Distribution must contend with important challenges in the years to come, and the Fondation de la Haute Horlogerie (FHH), in partnership with Bocconi University School of Management in Milan, is shedding light on what these challenges will be. Their findings will be made public next January during the 2010 Salon International de la Haute Horlogerie in Geneva. Carlo Ceppi, Mission Delegate for the Italy-Greece delegation at the FHH and Manager for IWC Italy , gives a foretaste of the survey’s conclusions.

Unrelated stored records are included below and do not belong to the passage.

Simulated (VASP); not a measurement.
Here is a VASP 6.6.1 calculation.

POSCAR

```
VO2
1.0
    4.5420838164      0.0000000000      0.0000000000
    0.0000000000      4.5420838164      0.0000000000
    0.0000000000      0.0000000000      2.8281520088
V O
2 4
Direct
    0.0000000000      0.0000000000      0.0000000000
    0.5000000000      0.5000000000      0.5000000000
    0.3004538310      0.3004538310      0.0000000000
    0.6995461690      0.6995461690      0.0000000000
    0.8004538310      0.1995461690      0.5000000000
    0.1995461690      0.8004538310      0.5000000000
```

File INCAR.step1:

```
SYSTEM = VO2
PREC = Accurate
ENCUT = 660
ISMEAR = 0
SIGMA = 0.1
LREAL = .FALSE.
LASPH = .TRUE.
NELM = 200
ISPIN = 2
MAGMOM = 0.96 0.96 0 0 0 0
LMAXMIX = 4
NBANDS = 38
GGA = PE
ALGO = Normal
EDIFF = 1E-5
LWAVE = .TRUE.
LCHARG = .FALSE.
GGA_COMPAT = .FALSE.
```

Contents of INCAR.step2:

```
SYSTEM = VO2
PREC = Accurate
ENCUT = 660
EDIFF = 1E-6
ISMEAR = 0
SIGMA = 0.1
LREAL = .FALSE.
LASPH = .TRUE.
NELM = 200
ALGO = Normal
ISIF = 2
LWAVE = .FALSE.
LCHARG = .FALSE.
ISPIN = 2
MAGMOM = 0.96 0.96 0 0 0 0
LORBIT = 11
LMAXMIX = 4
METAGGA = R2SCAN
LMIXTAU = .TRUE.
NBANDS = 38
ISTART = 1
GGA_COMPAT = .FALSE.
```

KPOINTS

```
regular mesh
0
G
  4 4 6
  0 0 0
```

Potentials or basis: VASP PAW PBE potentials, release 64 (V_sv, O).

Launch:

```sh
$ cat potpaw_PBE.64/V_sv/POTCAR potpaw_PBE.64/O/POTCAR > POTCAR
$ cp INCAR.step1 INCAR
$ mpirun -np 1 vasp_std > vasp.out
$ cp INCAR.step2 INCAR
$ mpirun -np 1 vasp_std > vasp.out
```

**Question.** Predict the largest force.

What exactly does this survey entail?

Carlo Ceppi: Its purpose is to set out a two-year scenario for distribution, which is undergoing major changes as markets become more global. Ten years of uninterrupted growth, combined with the belief in all-powerful marketing, convinced retailers they could go on increasing their profits year after year. This has left us with the current situation of disproportionate stock. In today’s economy, consumers prefer the safety of iconic models from established and acknowledged brands, while retailers are responding with promotions in the form of heavily discounted prices, and by a recrudescence of the grey market in an attempt to reduce stock.

Can we make distinctions between the markets?

In Europe, distribution is well-established. In southern Europe in particular we’re looking at a multitude of small and ultimately not very professional family firms. This contrasts with northern Europe, where distribution is mostly in the hands of retail chains which need high revenues to cover their costs and overheads. The model is somewhat different in new markets, where distribution tends to focus on shopping malls.

In this context, and from a marketing point of view, brands would do well to take local specificities into account in their collections, particularly in mature markets, through closer consultation with retailers. We’re looking at an inevitable reduction in the number of points of sale in these markets with an eye to improving quality through staff training, presentation of the watches, and after-sales service. Similarly, retailers will have to focus on a smaller number of brands as the key to greater professionalism. As for the brands themselves, no doubt they will become more selective in their choice of distributor, thereby ensuring they are up to speed with customers who are looking for the kind of specialist advice found in single-brand stores, whose numbers incidentally we can expect to grow. In a word, there are some major changes on the horizon for the next two to three years.

What about the Italian market?

Sales structures in Italy revolve almost entirely around family firms. Today’s crisis is also happening at a time when many of these firms are handing over to the next generation. This has led to heightened tension between these small retailers and the multinational distribution chains. While more brands open their own stores, recent examples being Patek Philippe and Rolex Milan, smaller retailers in suburbs and small towns are disappearing. In a market that is currently dogged by a decline in quality and excess stocks, we’re in for a rough ride! The challenge will be to sell less at better margins, and to propose a standard of service on a par with customers’ expectations. Today’s customers want products of impeccable quality that justifies price… the experience of recent years suggests this is something brands have perhaps forgotten.

A glimmer of light at the end of the tunnel

In its Eleventh Watch Retailer Survey, published in June, Goldman Sachs reports – hardly surprisingly – the most negative sentiment ever observed at points of sale since the first survey eleven years ago. Customer traffic and sales projections have never been so low. Retailers are also counting on a reduction in suppliers’ prices to maintain their margins. Efforts to shed stock are also likely to continue into the coming months.

Inventory levels observed by the bank do however suggest the situation is becoming more stable. While stock reduction is still likely to put pressure on manufacturers, this phase in the cycle appears to have reached a relatively advanced stage. If sales to the end customer were to level off over the second half-year, retailers could replenish their stocks faster than expected. For Goldman Sachs, it is still too soon to forecast an imminent upturn in the sector. However, further downside potential is now relatively limited with sector stocks showing a more attractive risk/reward profile.

Still according to the survey, at a time when end customers are seeking value for money, five firms stand out as those most expected to win market share during this downturn. They are Breitling, Cartier, Omega, Rolex and Tag Heuer. The bank has issued buy recommendations for Bulgari (a unique strategic asset in the luxury segment), Richemont and Swatch.